So i have been working on this problem but i can't seem to figure it out.
$$\frac{e - h/100}{e-h}$$
$e$ is a big number, but it doesn't really matter what it is (it's $2^{52}$), and $h$ is a random number between $0$ and $e-1$ inclusive.
A.) What i want is if $h$ is halfway through its range ($h=e*0.5$) the outcome to be $2$ but instead it gives me $(e-e*0.5/100)/(e-0.5*e)=1.99$. Same goes for if $h$ is $1/4$ through its range for example. I get $1.33$ when i want it to be $1+1/3$. Then I want to adjust the calculation from being $0$ off when $h$ is at its minimum $0$ to being 1% off when $h$ is at its maximum. What would i have to change on the formula above to achieve this?

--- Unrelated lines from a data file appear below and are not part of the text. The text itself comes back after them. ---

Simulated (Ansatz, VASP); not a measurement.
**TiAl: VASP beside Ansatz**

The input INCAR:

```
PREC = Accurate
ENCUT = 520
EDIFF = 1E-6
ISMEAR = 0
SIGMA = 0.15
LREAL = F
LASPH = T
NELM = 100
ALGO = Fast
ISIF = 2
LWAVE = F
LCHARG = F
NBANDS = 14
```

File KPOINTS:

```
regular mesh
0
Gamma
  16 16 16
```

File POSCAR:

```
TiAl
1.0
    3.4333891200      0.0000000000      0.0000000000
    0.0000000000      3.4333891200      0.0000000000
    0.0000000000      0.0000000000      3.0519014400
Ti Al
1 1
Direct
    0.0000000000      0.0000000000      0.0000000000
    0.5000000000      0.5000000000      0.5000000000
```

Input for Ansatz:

B.) What would i have to do to get a formula which is always 2% off and doesn't scale like the one 1 have? E.g. In this case i'd want the result to be $1.96$ for $e*0.5$ and $1.306667$ for $e*0.25$.
Feel free to ask me if something is unclear.
Holderbert
Ignoring for now the adjustment by 1% or 2%, the formula $$ \frac e{e-h} = \frac1{1-\frac he}\tag1 $$ seems to give the right pre-adjusted answer: when $h/e$ is zero, you get $1$; when $h/e=1/2$, you get $2$; when $h/e=1/4$ you get $4/3$. To adjust (1) so that it is off by zero when $h/e=0$ and is off by 1% when $h/e=1$, with linear scaling, you should use $$ \left(1- 0.01\frac he\right)\frac1{1-\frac he}\tag2$$ To achieve a consistent reduction by 2%, you should use $$ (0.98) \frac1{1-\frac he}\tag3 $$